As part of its strategy to develop innovative data center, virtualization and cloud technologies, networking giant Cisco (News - Alert) said it will acquire software company Cloupia for $125 million. The Santa Clara, Calif.-based company makes software that automates converged data center infrastructure.
Cloupia’s infrastructure management software will enhance Cisco’s Unified Computing System (UCS) and Nexus switching portfolio and allow enterprises and service providers to manage pools of computing power, network services, storage and virtual machines as a unified whole.
Cisco, which is based in San Jose, Calif., plans to integrate Cloupia’s employees into Cisco’s Data Center Group. The company’s data center strategy is based on the premise of making it easier for customers to deploy a unified and integrated infrastructure that is efficient, fast, and flexible, according to David Yen, senior vice president and general manager, Cisco Data Center Business Group.
“This strategy involves the delivery of the industry’s most comprehensive data center networking portfolio, which includes physical and virtual products that support multiple hypervisors and storage stacks,” Yen said in a statement.
He said the addition of Cloupia’s automation software enhances the efficiency of such unified data center infrastructures, helping to accelerate the transition from physical to cloud environments more quickly and effectively.
The acquisition is expected to close in the second quarter of Cisco’s fiscal year 2013.
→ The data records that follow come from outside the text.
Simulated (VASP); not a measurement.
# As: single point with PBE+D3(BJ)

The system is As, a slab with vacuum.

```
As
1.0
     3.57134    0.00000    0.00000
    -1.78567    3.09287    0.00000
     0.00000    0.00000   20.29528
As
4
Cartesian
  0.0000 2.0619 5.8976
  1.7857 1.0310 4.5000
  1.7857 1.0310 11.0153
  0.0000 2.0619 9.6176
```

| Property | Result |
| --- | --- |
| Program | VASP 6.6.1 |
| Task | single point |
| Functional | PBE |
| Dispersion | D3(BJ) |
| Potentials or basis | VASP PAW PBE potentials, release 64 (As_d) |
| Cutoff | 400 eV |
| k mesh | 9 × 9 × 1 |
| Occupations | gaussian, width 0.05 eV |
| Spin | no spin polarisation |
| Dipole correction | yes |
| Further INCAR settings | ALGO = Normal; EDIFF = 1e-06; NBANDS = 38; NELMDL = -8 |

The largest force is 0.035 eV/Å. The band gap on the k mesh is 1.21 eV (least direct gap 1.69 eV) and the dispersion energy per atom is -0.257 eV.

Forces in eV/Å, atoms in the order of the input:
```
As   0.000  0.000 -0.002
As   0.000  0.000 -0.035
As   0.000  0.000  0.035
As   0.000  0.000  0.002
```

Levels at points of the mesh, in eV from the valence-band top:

Cisco shares jumped this week following strong earnings growth and a steady financial forecast, MarketWatch reported. On Nov. 13, Cisco reported an 18 percent gain in earnings for the quarter ended Oct. 27, with cost controls helping boost the bottom line beyond the six percent growth in overall revenue. By mid-day Wednesday, shares of Cisco rose more than 6.5 percent to $17.95. The company’s forecast for the current period was in line with estimates.
“We delivered record results this quarter – with revenue growth of 6 percent and strong earnings per share growth – demonstrating our vision and strategy are working,” said John Chambers (News - Alert), chairman and CEO of Cisco. “Our innovation engine, operational discipline and on-going evolution are enabling us to differentiate in the market.”